Opinion

Three Questions: Prof. Roger Ibbotson on Low Volatility

In a period of apparent political and diplomatic upheaval, the U.S. stock market has seen unusually low volatility. We asked Roger Ibbotson, a professor in the practice emeritus of finance who has made a lifelong study of how and why markets move, to help explain this mystery.


Is the current period of low volatility, as measured by VIX, remarkable in your view?
 
The volatility in 2017 is reaching historical lows, although the VIX (on the S&P 500) was almost as low in 1993–95, and in 2005–07. The realized volatility of the S&P 500 is as low as it’s been in half a century.

What do you think is causing it? Is it likely to be related to political factors or something else?
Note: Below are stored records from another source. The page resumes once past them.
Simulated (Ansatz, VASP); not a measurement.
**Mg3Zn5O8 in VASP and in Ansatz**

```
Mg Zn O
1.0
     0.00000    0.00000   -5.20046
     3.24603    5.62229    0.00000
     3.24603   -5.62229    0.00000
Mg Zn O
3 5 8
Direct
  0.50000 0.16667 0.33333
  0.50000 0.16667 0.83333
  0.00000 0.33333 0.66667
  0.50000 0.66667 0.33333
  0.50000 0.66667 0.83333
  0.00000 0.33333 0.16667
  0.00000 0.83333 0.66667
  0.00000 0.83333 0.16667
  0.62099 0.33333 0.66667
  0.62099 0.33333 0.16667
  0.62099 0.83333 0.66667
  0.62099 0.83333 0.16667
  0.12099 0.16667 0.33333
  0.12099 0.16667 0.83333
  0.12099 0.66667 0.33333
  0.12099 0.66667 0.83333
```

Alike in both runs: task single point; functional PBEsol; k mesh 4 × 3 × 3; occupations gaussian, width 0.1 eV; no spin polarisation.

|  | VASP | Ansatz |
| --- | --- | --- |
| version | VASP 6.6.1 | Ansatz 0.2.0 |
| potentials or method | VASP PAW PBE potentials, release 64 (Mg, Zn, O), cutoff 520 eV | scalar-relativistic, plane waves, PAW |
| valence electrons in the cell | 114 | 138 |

Usually we need something to go wrong on a national or global scale to disrupt markets. We have had hurricanes and fires, but these apparently do not qualify. We have also had Trump’s confrontations with North Korea and Iran, and the continuing war and refugee crises in Syria and Iraq. Finally, we have the revolving door at the White House. It seems like an unstable environment, but markets have been remarkably sanguine, rising every month of this year (as of this writing).

Are there any historical parallels for this period? What do they suggest about what may happen next?

The 1960s were the build-up to the Vietnam War, along with dramatic social changes. In the 1990s, it was the calm before the tech bubble grew extreme at the end of the decade. The mid-2000s preceded the financial crisis of 2008. It is inevitable that something serious will eventually happen. We are waiting for the other shoe to drop. Yes, volatility will rise again!